A week in Portugal with a five-month-old baby
Federico F - Father and avid traveller,
February 11, 2012
Our second overseas trip with a baby was to the Algarve, Portugal, in May. I had learned my lessons from our first holidays to Cyprus, so this time we booked the Sheraton Algarve Hotel in Albufeira for seven solid nights. You may well say, why not ten nights if you already took the time, money and dedication to embark yourself in a new journey with a baby, to which I would shrug, raise my eyebrows and stay mute. Because the fact is, at the end of the week we felt we could have stayed another couple of days. That said, I do think that seven nights could be enough for some couples with a baby, who for the first (or second) time are away from home. I guess we are entering into subjective territory. What is crystal clear to me is that five nights -as my first experience in Cyprus- is too short.
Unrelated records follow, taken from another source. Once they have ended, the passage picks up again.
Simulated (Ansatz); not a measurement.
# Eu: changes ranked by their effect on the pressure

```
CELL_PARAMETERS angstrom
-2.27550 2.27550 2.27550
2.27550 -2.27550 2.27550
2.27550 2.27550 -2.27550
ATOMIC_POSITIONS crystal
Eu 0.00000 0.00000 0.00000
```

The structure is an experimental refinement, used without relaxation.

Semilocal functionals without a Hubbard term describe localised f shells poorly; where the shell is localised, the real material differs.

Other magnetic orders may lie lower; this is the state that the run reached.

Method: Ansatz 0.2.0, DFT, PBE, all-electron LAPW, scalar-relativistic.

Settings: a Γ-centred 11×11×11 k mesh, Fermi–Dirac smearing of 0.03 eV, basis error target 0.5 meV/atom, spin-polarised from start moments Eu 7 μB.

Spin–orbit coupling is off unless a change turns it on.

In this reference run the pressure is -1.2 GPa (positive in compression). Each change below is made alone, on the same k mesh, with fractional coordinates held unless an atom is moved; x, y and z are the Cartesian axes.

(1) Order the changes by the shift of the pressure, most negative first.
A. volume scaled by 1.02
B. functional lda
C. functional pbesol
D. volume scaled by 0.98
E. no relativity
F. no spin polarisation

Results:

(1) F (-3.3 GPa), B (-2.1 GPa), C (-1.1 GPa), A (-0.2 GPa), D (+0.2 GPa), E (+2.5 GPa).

But let's get back to the first part of this particular trip.
The flight from Gatwick (London, UK) to Faro Airport (Portugal, fifty minutes by car from Albufeira) was XX hours long and it was very pleasant, with the baby sleeping most of the time. The landing was alright thanks to my wife breastfeeding Karl during the last ten or fifteen minutes of the flight thus avoiding that painful ear-popping that children suffer so much.
This was our first time in Portugal and we were very excited about the prospects of knowing a new country, its people and its culture (as much as possible, given that we were carrying a five-month-old baby with us). The initial impression, however, was not very positive. At the airport, we went to the rent-a-car company with which we made a reservation not just for a car but for the child car seat as well. Then the problem started. The car seat was not of poor quality; it was worse than that. To start with, it was not Isofix compliant and I would say the last time that car seat was cleaned must probably have been before cars were invented. To no avail, other than wasting ninety minutes of our precious holidays arguing with a man who's English was poorer than my Chinese (and I don't speak Chinese), I "persuaded" my wife that it was not really worth the fight. We left, then, the airport heading to the hotel with a bitter taste in our mouths and a baby in the back seat who -as long as he was well fed and with his parents in sight- could not have cared less on whether the car seat was clean or covered in spaghetti.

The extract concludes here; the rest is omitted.